The beast that Suzu encounters in U is not an enchanted prince, but Kei, an abused adolescent who struggles to protect his younger brother from their brutal father. To save the boys, Suzu discards Belle’s glamorous trappings and reveals herself to be the plain high school girl she is. When she sings as herself, she touches the boy she wants to help and her grieving heart, too.
Because Japanese animated features are made by smaller crews and on smaller budgets than those of major American films, directors can present more personal visions. American studios employ story crews; Hosoda, Hayao Miyazaki, Makoto Shinkai and other auteurs storyboard entire films themselves. Their work isn’t subjected to a gantlet of test audiences, executive approvals or advisory committees.
Shinkai broke box office records in Japan in 2016 with “Your Name” (now on digital platforms). It begins as a body-swapping teen rom-com but develops into a meditation on the trauma many Japanese still suffer after the 2011 earthquake and tsunami.
Mitsuha is bored with her life in the rural town of Itomori; Taki, a student in Tokyo, wants to be an architect. One morning, they wake up in each other’s bodies and have to navigate daily life not knowing where to find anything or who anyone is.
As the body-swapping recurs, they learn about each other through their surroundings, establishing a bond that transcends physical distance and time. Mitsuha revels in the sophisticated attractions of Tokyo. Taki draws the Itomori he sees through Mitsuha’s eyes, but that leads him to a shattering discovery: The town was destroyed three years earlier by a devastating meteor strike.

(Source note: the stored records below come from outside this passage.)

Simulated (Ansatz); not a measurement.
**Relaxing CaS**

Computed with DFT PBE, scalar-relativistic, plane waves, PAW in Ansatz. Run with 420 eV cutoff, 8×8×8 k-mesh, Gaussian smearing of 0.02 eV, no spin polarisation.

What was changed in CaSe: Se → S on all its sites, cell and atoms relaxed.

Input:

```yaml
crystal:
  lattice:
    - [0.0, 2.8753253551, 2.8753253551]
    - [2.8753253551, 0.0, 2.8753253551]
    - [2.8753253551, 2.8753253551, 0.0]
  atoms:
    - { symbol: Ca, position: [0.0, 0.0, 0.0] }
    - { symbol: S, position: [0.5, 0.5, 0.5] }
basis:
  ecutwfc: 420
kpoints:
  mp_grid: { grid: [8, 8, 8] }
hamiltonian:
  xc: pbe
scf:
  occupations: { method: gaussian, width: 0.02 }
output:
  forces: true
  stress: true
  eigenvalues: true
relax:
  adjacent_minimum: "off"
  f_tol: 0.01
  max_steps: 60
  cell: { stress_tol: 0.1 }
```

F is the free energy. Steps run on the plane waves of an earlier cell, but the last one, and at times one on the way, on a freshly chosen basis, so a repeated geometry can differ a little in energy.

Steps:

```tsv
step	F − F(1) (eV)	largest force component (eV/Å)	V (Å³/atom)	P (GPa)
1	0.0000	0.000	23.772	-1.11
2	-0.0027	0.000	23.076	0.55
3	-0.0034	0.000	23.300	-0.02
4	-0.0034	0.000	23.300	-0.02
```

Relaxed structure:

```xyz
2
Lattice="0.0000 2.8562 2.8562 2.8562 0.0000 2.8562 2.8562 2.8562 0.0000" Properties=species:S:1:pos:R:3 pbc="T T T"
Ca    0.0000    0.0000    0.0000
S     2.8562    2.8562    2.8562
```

Desperate to warn Mitsuha, he reaches out to her through Shinto-inflected magic. They meet briefly at twilight, when the boundaries between worlds become permeable in Japanese folklore. Like any awkward teenagers, they laugh, quarrel, shed tears and vow to be together again, but they also formulate a plan to save the people of Itomori.
When Taki vanishes, Mitsuha acts. She’s not a princess on a quest to preserve her realm like Moana, or Poppy in “Trolls 2.” She’s a frightened girl trying to save her family and friends from a deadly threat. She defies her pompous politician father, and uses her intelligence and resolve to overcome her fear and save hundreds of lives. But any capable high school girl could do what Mitsuha does: She doesn’t need superpowers to save the day.
“Ultimately, Mitsuha still loses her hometown; she moves to Tokyo,” Shinkai said in an interview via email. “Since the 2011 earthquake, Japanese people have been living with the fear that our cities may disappear. But even if that happens, even if we have to move somewhere else, we go on living. We meet someone special. That’s what I wanted Mitsuha to do, who I wanted her to be.”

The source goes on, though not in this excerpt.